President Barack Obama on Wednesday imposed a salary cap of $500,000 for top executives at companies that receive large amounts of bailout money, saying that some executives were being "rewarded for failure," in part with taxpayer-subsidized money.

"We all need to take responsibility," the president said as he prompted Congress once again to act on his economic stimulus program and repeated his comments that some Wall Street executives had shown "the height of irresponsibility."

"We don't begrudge anybody for achieving success, and we believe that success should be rewarded," he said. "But what gets people upset - and rightfully so - are executives being rewarded for failure, especially when those rewards are subsidized by U.S. taxpayers."

The President thinks top executives should not be rewarded for failure. Fair enough. What the heck then is the stimulus package doing there in the first place? More importantly, this fallacy of thinking of wealth as something static is very destructive. For instance, if a mother was sitting at the dining table with five children and ready to cut the cake in front of her, each kid would wish that his brother would get a smaller piece which would leave more for him. It is out of a common pot, in this case a common cake, that the benefit is ultimately distributed from. This is the governments' method which completely divorcing effort from reward leads us straight to the tragedy of the commons. The notion that wealth merely needs to be distributed is patently false. Wealth like, the cake or any other thing should be first created before it distributed. Thus, if anybody has more of wealth, then he has deserved it by producing an equivalent amount of value worth trading for. This is justice. However, in the governments view, it is the exact opposite of justice that prevails -- where the best among many are overlooked, or even worse neglected. When Obama said, "But what gets people upset - and rightfully so - are executives being rewarded for failure, especially when those rewards are subsidized by U.S. taxpayers." It is time to ask the question why should the taxpayers pay for the mistakes for private companies? If they deserve to fail in the market selling an inferior product, just why should an innocent tax payer have to bear the brunt of it? In a proper private company, the shareholders decide how much an executive or if he should be paid at all. But how can the government think the pay is "too much". How the heck do they know what is "too much" and what is "too little". I mean, when is there no mechanism to fix salaries based on market pressures, any arbitrary salary will do. Its like wanting to swim in the water without getting into the swimming pool!

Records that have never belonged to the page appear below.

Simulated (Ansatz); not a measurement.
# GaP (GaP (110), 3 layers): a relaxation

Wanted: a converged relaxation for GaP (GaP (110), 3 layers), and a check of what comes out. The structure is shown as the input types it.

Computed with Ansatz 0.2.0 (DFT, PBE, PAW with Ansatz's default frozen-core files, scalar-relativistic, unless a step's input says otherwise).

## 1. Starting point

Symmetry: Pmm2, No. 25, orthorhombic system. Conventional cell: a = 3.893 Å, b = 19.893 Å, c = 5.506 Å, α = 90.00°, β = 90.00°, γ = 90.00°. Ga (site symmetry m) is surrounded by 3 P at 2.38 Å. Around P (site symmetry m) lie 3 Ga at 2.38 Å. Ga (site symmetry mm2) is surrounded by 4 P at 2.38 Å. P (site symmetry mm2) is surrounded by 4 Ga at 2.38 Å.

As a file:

Even if Obama is well-intentioned, the result will acheive its exact opposite. For instance, if the stimulus package is designed to protect the "major" companies from competition; save people from unemployment and retain the business a tailor or another proffessional would have existed had the person not been unemployed. Still the package would still fail. Henry Hazlitt in his book, "Economics in one Lesson" teaches that its important to look long range than the range of the moment effects. Supposing Obama actually did save the workforce, it would not change the fact that taxpayers paid for those workers to stay in employment. If they would have saved that extra tax money they gave away, they would spend it on something else that they dont have today. This makes way for employment in other sectors and new industries. No new job is created by the stimulus package, but all we are left with is an unfit subsidized company which is unable to conquer the market, but still is in business.

This is what Obama chooses to call "basic common sense", then it is the perversion of justice; innocent tax payers paying for the mistakes of private companies. When the government starts financing a private company with the taxpayers money, it goes without saying -- anything goes, especially causes that the government is propagandizing -- like CEO pay.

1 comment:

Ted said...

While it should go without saying that even a legitimate President's "ordered" $500,000 pay cap is an unenforceable intrusion into the private sector, as if that weren't enough, Obama LACKS EVEN OSTENSIBLE AUTHORITY to issue the order UNTIL HE OVERCOMES "RES IPSA LOQUITUR" BY SUPPLYING HIS LONG FORM BIRTH CERTIFICATE AND PROVING HIS ELIGIBILITY TO BE PRESIDENT UNDER ARTICLE 2 OF THE US CONSTITUTION.